BdR76 / CSVLint

CSV Lint plug-in for Notepad++ for syntax highlighting, csv validation, automatic column and datatype detecting, fixed width datasets, change datetime format, decimal separator, sort data, count unique values, convert to xml, json, sql etc. A plugin for data cleaning and working with messy data files.
GNU General Public License v3.0
165 stars 10 forks source link

Option to choose smallest possible numeric types #39

Open molsonkiko opened 2 years ago

molsonkiko commented 2 years ago

One feature that would be very nice to include would be to (optionally) automatically calculate the smallest numeric type necessary for a column. Probably all floating point values should be stored as doubles or decimals, to avoid loss of precision, but AFAIK pandas and most DBMS don't automatically determine the smallest integer type that could be used for a column.

For example, with this option active, maybe the Generate metadata form making a Python script would specify np.int32 for columns with no values outside the range (-2**31, 2**31 - 1), np.int64 for integers in the range (-2**63, 2**63 - 1), decimal for really huge integers, and so on and so forth.

I can see downsides for this, especially if you don't have any particular reason to believe that the dataset author won't throw some anomalous data with really big/small values at you in the future. I can also see why maybe it doesn't matter that much unless you're using CSVLint to preview a very large dataset.

BdR76 commented 2 years ago

Good point, when using the Python scripts or database export this could technically save some memory use or database diskspace. Python has np.int32, np.int64, Rscript seems to only have 32bit integers, and there are different integer types on MySQL and the same on MS-SQL.
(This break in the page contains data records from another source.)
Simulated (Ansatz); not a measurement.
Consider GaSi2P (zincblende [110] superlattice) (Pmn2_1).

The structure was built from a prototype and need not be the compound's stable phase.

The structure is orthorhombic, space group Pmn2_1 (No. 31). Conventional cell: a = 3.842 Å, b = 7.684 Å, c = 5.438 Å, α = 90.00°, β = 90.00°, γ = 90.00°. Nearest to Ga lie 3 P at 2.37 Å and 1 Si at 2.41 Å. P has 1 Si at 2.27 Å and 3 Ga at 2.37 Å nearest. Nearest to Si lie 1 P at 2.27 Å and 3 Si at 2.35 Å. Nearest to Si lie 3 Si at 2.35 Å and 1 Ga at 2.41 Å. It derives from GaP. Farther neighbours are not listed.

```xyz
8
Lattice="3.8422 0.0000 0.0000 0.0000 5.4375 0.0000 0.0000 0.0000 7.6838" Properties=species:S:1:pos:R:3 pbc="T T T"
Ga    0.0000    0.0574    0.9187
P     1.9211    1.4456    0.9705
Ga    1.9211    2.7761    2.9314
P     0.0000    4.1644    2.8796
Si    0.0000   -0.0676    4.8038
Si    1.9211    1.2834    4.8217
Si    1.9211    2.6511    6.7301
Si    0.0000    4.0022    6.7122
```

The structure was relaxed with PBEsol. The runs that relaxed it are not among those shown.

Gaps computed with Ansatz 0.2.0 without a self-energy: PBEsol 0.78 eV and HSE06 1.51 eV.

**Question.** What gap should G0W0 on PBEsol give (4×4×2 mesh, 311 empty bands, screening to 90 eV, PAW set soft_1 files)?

However, in order to determine which Tinyint, SmallInt etc. to use the plugin should need the exact min/max values, which aren't stored in the current metadata format and autodetect. Curently for integers it only keeps the maxwidth, for example integer width=3 means the column can hold values -99 through 999, which also doesn't work correcly when there are thousand separators, like width=9 could be max 1,234,567. And like you said it could break things when you load a later different data set has different data and thus potentially different min/max values.

Still, it's a good suggestion as an optional feature and I'll keep it in mind. But as long as the plugin uses the schema.ini as the metadata format I probably won't be able to implement this feature.